May 14, 2015

Wrong end of the stick

I am probably being uncharitable when I suggest that the Mediterranean refugee crisis has received, because of the fact that it threatens Europe, markedly more prompt attention from the UN and the IMO than the Vietnamese boat people tragedy did a few decades ago.  Hundreds of thousands died and a few thousand women were raped before that one ended.

I have written about the present crisis extensively in the last few months, so I will just point out this time (while trying to avoid the litany of statistics and the stories of daily tragedies that freeze us in horror) that the steps the EU and the IMO are threatening to take are going to be futile. This ‘exodus without end’ is not going to be stopped by the IMO reviewing legislation on SAR at sea ‘as a matter of priority’ or because, as it says, “Search and rescue systems maintained by the shipping community are not designed for rescuing hundreds of thousands of people drifting on small, unseaworthy boats left in shipping lanes.” (Talk about stating the obvious.)

The tragedy is not even going to be sorted out by the IMO Secretary General’s speeches reiterating this sentiment, or by the organisation calling for “urgent action” on the “complex issue of mixed migration by sea,” or for “gaps” – presumably in systems and processes- to be filled up. 

The humanitarian disaster will not be solved by shipowner or seafarer unions urging the EU to take action. Incidentally, they are wrong when they say the crisis is ‘spiralling out of control.’ It was spiralling out of control a year or two ago, folks. It has already spiralled the hell out of control by now.

The EU has come up with a ‘ten point action plan’ that reminds me of some of the weird articles I read on the internet (like ‘Ten things you didn’t know about women’). Whatever, the crisis is not going to be solved with the EU plan either. Reinforcement of joint operations in the Med, destroying smugglers vessels, fingerprinting all migrants, a ‘return programme’ for refugees (whatever that means) and such stuff will do little, or nothing, to stem the flood. People will continue to try to flock to Europe- refugees and economic migrants included.
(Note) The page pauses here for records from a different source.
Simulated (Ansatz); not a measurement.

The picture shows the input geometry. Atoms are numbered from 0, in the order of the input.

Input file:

All these knee jerk reactions will come to zilch because they are knee jerk and because the EU and the IMO have got hold of the wrong end of the stick. These plans will not even begin to solve the overwhelmingly biggest reason for the problem. Surprising, this oversight from setups like the IMO, considering how everybody in the maritime world just loves the phrase ‘root cause’ these days.

That root cause, as we all well know unless we were on Mars for the last ten years, is anarchy in the countries these refugees originate from and instability in the countries from where they board their rickety boats. In turn, the root causes of much of the anarchy have been military misadventures by, amongst others, many States belonging to the same EU that is under seige today. Maybe they need to learn something from this; the coalition of the absurd is directly responsible, after Iraq, Libya, and others, for much of the mess it finds itself in. Maybe they need to keep this in mind for the future.

Some in shipping are trying to draw parallels between this crisis and the Somali piracy issue, saying that piracy off the Horn of Africa has stopped even though Somalia remains unstable, but that is a false argument. Somali piracy has waned (for the time being?) because we started putting armed men on our ships. We cannot do that in the Med, at least not without saying that ships should not go to the rescue of those in distress at sea- which would be a terrible stand to take and would destroy one of the noblest traditions of the sea.

In all this, the biggest issue for shipping is going to be, sooner, one of security. Since this problem is not going to be sorted out anytime soon I wait in dread of the day when I will open a link online, or a newspaper, and read another story about a merchant ship that went, with a crew of 20, to assist 400 refugees in the Mediterranean. You know, the kind of story and the kind of numbers that are commonplace today. Except that hidden amongst those refugees are a dozen well-armed terrorists who board the ship. 

You can write your own ending to that one.


1 comment:

Reid Sprague said...

"The International Organization for Migration says there may be up to 8,000 migrants drifting around in the eastern Bay of Bengal right NOW..." -gCaptain

As you've said in the past, Manu, this shameful problem is not going away and cannot be solved by the world's seamen.

Another quote: "Imagine if there were 400 Australians stranded in the ocean, with no food or water, begging to be rescued." That was in response to the story found here:

Thanks for keeping our eyes on this problem!